Lentil Soup with Pasta
 
 
Makes 8 servings
Ingredients
  • 2 tablespoons olive oil
  • 1 medium onion, diced
  • 2 medium carrots, peeled and diced
  • 2 stalks celery, diced
  • ½ leek (white and light green parts only), quartered lengthwise, thinly sliced and rinsed
  • 2 garlic cloves, minced
  • sea salt and freshly ground black pepper
  • 1 15 oz. can diced tomatoes with Italian herbs
  • 1¾ cups green lentils
  • 8 cups chicken broth
  • 6 sprigs fresh thyme
  • 2 tablespoons chopped fresh parsley
  • 3 cups packed torn kale leaves
  • ⅔ cup miniature rotelle or other short pasta
  • grated Asiago cheese (for topping)
Instructions
  1. In a large pot, heat olive oil over medium-high heat. Add onion, carrots, celery and leek and cook, stirring occasionally, until tender, about 7 minutes.
  2. Add garlic, season with salt and pepper, and cook for 1 minute.
  3. Add tomatoes and cook, stirring occasionally, for 8 minutes.

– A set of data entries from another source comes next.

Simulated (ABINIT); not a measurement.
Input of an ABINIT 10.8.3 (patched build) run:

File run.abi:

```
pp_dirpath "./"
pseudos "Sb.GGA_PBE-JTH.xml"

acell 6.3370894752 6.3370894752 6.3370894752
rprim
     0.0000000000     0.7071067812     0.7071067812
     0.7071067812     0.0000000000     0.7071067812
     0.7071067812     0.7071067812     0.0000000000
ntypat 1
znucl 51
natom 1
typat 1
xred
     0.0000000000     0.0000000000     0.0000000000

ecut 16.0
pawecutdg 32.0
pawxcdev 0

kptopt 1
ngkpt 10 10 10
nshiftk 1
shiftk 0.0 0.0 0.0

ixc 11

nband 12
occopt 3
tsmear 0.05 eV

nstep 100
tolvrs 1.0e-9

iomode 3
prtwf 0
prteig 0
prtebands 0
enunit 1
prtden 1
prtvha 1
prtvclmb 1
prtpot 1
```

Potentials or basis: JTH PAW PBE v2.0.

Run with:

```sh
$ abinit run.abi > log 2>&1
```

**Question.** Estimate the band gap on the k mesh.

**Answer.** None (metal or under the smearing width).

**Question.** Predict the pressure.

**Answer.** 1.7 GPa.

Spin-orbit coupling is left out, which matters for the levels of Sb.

  4. Add lentils and stir to combine. Add chicken broth, thyme and parsley and bring to a boil. Reduce heat to medium-low, cover and simmer, stirring occasionally, for 30 minutes.
  5. Add kale and rotelle and cook until pasta is al dente, about 5 minutes.
  6. Season with additional salt and pepper to taste. Top with Asiago cheese.